Closed CarlaFernandez closed 2 years ago
I'm looking at a simple model built on the titanic dataset and transformed using pmml, but I'm not seeing any specific reference to the encoding.
One-Hot-Encoding (OHE) is a "helper"-transformation, not a proper "do something useful with data"-transformation. The JPMML conversion libraries do their best to clean pipelines of no-op/helper transformations. So, the OHE transformation is erased on purpose; it's safe to do so, because it does not change the behaviour of the pipeline in any way.
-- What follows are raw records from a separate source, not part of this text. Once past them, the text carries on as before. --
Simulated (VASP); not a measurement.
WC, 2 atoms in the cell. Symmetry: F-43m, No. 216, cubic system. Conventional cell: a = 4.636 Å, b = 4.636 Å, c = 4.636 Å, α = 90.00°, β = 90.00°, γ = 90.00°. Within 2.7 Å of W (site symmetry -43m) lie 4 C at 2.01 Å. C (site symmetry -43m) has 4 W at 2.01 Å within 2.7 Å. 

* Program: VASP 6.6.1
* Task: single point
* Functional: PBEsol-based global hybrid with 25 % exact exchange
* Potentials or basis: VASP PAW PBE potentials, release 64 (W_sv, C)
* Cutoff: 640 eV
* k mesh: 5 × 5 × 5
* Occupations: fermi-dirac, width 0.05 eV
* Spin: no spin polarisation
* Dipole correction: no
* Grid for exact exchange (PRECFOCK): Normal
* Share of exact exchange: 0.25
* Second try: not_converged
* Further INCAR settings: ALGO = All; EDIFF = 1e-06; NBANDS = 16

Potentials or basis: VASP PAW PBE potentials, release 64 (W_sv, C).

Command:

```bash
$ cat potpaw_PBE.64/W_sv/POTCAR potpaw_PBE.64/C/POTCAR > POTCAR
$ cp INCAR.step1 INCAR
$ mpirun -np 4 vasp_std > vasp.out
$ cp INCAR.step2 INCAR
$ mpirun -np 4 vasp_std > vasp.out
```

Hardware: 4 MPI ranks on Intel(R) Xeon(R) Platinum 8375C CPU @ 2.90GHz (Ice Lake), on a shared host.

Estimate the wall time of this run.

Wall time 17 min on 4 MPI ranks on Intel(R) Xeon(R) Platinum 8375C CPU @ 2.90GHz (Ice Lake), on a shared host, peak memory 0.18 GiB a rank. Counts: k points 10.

Technical explanation: Apache Spark transformers and estimators typically only accept all-numerical feature vectors; you can't have a feature vector that contains six numeric elements and one string element (ie. can't put a string into floating point array). Therefore, Apache Spark transforms the string column to numeric column, by simply performing a dict mapping from unique string values to unique integer indexes.
Now, JPMML converters are able to detect such dummy re-mappings from string to integer index, and during the conversion, perform a reverse mapping - replacing integer index back with strings.
If you open the PMML document in a text editor you shall see category levels as original strings. It's very easy for a human to see where particular category levels are used, what are their contributions. Would you really prefer to see those re-mapped OHE indices in their place?
TLDR: The JPMML-SparkML deletes OHE transformations on purpose, because they only obfuscate the pipeline/model. It's a feature, not a bug. The pipeline will still make correct predictions.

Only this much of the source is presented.